Date: Tue, 30 Apr 1996 08:39:28 -0400
From: David Muschell dmuschel[AT SYMBOL GOES HERE]MAIL.GAC.PEACHNET.EDU
Subject: Re: I wish I may, I wish I might (revisited)
No, I'm not revisiting myself. but I thought the participants in our earlier
discussion might (and indeed MAY) be interested to know that it's the topic of
this week's Safire "On Language" column, under the header "May Day! Might
Day!" What set him off was a comment by Mortimer Zuckerman, editor in chief
of the U.S. News & World Report, that a certain Whitewater report "may well
have been written in invisible ink for all the attention it has had." In the
process of casting his semantic nets thither and yon for awhile, Safire refers
to Zuckerman's "misuse of MAY", which should have been "MIGHT". I suppose
it's just the prescriptivist version of the split we observed, with Safire
(like most of us) among the old fogeys and Zuckerman (although he presumably
can't use age as an excuse) among the innovators.

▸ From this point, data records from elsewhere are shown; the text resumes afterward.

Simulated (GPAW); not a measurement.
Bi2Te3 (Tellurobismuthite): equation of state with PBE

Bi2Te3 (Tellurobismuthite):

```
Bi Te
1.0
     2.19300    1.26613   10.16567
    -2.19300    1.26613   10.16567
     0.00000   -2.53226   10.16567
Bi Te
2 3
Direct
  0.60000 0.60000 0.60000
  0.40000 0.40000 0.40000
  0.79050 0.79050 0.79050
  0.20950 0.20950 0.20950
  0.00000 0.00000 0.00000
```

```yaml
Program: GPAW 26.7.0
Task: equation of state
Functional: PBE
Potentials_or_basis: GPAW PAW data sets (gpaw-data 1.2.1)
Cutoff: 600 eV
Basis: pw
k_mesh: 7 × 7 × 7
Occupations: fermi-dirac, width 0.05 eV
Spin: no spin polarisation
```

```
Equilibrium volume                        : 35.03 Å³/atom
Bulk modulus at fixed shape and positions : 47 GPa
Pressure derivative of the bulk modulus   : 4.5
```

Ah, the rule-makers and rule-defenders: we know that without them language
would surely fall into anarchy! But should we scold Safire for using the
phoneticized English version of the French "m'aider" just to get an
attention-grabbing headline? Such purists must know that language and its
rules never change...He might have been indicating a celebratory feeling
about the fertility and burgeoning of language since the capital letters
might be an allusion to tomorrow's more pagan festivities...Yes, that may
well be.
Forgive: I haven't had time to write in months!